A Sermon for Sunday: The Circumcision of Christ/Octave of Christmas | Revd Dr Robert Wilson

Archbishop Jerome Lloyd OSJVPosted by

Circumcision of Christ/Octave of Christmas

Today is the Octave of Christmas, but since the sixth century this day has also been the occasion when we recall the Circumcision of Christ. Circumcision occurred on the eighth day after birth for the Jewish male and marked them out as members of the chosen people of God, in accordance with God’s promise to Abraham that in his seed all the nations of the earth would be blessed. The Circumcision of Christ shows that he was the true seed of Abraham, born of a woman, born under the law in order to redeem those who are under the law. All, whether they are Jews or Gentiles, will now be blessed who turn to him.

But what does the fact that Jesus was a circumcised Jewish male have to do with the Christian faith? Should not religious truth be general and universal, rather than rooted in a particular time and place? Should we not rather follow the example of the ancient Greeks who sought to establish the truth through the study of philosophy and tried to look beyond the contingent particularities of human history to establish a truth that was general and universal? Surely what matters should not be the particular history of one time and place, but a universal philosophy? Much modern post-Enlightenment western thought has followed the ancient Greeks in this respect and has contrasted the contingent truths of history (which are particular to one time and place) with the eternal truths of reason. Hence, from this perspective, the Bible is seen as crude and unsophisticated because it is focused on events, first in the history of Israel, then in the life of Jesus, that happened at one particular time and place in history. People find the so called “scandal of particularity” offensive. Surely everyone should be allowed to have their own private religious experience and we should shun the biblical worldview which attributes universal significance to the events of a particular time and place?

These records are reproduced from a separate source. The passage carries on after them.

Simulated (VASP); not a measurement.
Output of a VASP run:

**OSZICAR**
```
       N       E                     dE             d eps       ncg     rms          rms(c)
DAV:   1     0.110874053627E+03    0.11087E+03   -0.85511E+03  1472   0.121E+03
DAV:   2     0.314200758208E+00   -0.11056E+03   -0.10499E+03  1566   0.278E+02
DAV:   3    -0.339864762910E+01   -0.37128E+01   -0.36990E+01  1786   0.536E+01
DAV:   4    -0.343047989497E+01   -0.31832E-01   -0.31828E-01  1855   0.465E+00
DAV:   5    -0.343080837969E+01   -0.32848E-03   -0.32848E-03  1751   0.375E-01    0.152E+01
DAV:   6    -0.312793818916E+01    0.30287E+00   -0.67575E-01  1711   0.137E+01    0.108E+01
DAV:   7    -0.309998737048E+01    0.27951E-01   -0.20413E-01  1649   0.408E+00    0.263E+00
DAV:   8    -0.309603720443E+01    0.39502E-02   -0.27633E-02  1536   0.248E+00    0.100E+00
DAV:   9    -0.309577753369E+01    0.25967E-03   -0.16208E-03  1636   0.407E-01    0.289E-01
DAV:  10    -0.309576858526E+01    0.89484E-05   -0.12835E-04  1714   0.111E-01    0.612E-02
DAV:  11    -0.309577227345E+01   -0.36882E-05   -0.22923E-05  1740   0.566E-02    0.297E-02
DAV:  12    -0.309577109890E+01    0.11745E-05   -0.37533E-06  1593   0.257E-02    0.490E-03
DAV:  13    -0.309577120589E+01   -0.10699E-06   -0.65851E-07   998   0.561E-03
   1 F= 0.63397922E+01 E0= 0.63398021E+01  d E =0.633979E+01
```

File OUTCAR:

But what would we say to someone who said to us that we should take no interest in our own family history, because it is something that is particular to our own family rather than to humanity in general? We would probably say to them that we found their seeming rationalism in practice unreasonable, for it is only by being part of one particular human family that we can relate to any other human family. Here, at least, we find that the so called scandal of particularity is something that does not detract from our being part of humanity as a whole, but rather enhances it. It is only by telling the story of our own human family that we can show how we relate to humanity as a whole. It is not truth about abstract philosophy, but rather one of our own lived experience.

Now the biblical worldview functions in this way. It is not about abstract philosophical truth of the type associated with the ancient Greek philosophers or post-Enlightenment Western rationalism, but rather about truth lived out in actual human experience. It tells the story of how God, the creator and redeemer of all, makes himself known, not through a philosophical system of abstract ideas, but in the history of one particular nation. It tells of the call of Abraham and the promise that in his seed all the nations of the earth would be blessed, of the escape from bondage in Egypt under Moses and the giving of the Law on Mount Sinai to guide the life of the people. It tells of their struggles to live up to the standard given in the Law of Moses and how their failure ultimately led to the collapse of the nation. In the face of adversity in the present it still looks forward to final redemption, when the truth which they had experienced in the history of their own nation would be known universally.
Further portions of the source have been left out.